If you spend a night at any spot en route, you'll have roughly 24 hours to explore, unless you're heading back in the direction from which you came. Drivers from all canyon hotels pick up guests from the train station; if you don't have a reservation, ask a driver about room availability. Rates for hotels in both of these towns usually include meals. The number of rooms is limited, and with groups of 40 or 50 people going through the Sierra, a hotel can be empty one day and full the next. When hotels are full, you'll notice a decline in service in the dining room, or you'll have to wait in line at the buffet even if you're not part of the group. Overbooking rooms also seems to be a problem with some of the large hotels, though it's not common enough that you should worry about it. In Creel, you find the greatest variety of accommodations and restaurants. This is also where most of the economical hotels are.

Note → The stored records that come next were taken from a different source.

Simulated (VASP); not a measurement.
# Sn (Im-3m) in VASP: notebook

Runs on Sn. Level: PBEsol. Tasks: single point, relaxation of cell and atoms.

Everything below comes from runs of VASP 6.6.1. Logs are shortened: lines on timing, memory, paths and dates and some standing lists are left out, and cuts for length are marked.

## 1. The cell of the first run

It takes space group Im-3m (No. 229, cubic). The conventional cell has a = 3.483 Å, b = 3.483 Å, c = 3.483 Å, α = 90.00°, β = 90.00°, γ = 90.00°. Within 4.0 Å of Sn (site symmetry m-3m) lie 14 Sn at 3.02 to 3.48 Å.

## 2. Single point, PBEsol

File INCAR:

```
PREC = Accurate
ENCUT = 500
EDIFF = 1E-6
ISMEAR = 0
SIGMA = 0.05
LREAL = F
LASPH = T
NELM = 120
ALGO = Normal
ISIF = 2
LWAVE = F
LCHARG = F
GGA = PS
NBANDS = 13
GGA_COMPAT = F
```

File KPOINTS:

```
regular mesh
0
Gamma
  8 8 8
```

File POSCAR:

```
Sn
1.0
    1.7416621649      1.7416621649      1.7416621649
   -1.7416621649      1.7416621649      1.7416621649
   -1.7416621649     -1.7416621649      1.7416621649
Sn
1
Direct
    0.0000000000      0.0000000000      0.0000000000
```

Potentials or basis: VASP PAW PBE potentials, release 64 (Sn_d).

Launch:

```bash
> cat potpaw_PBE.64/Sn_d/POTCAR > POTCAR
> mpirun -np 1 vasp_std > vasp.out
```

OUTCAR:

Los Mochis and El Fuerte are warm year-round. Chihuahua can be warm in summer, windy at almost any time, and freezing in winter. The canyon rim may experience freezes from November through March; the bottom of the canyon may occasionally get cool enough for a sweater. In the other half of the year, it's hot below and cool above.
Money-Changing: Be Prepared
Be sure to start the journey with adequate funds, because exchanging money outside of Creel is almost impossible; even credit cards are good only at the expensive hotels. I won't use a credit card at some of the hotels listed in this chapter because they use radio communication to the main office to confirm a card -- hardly a secure system.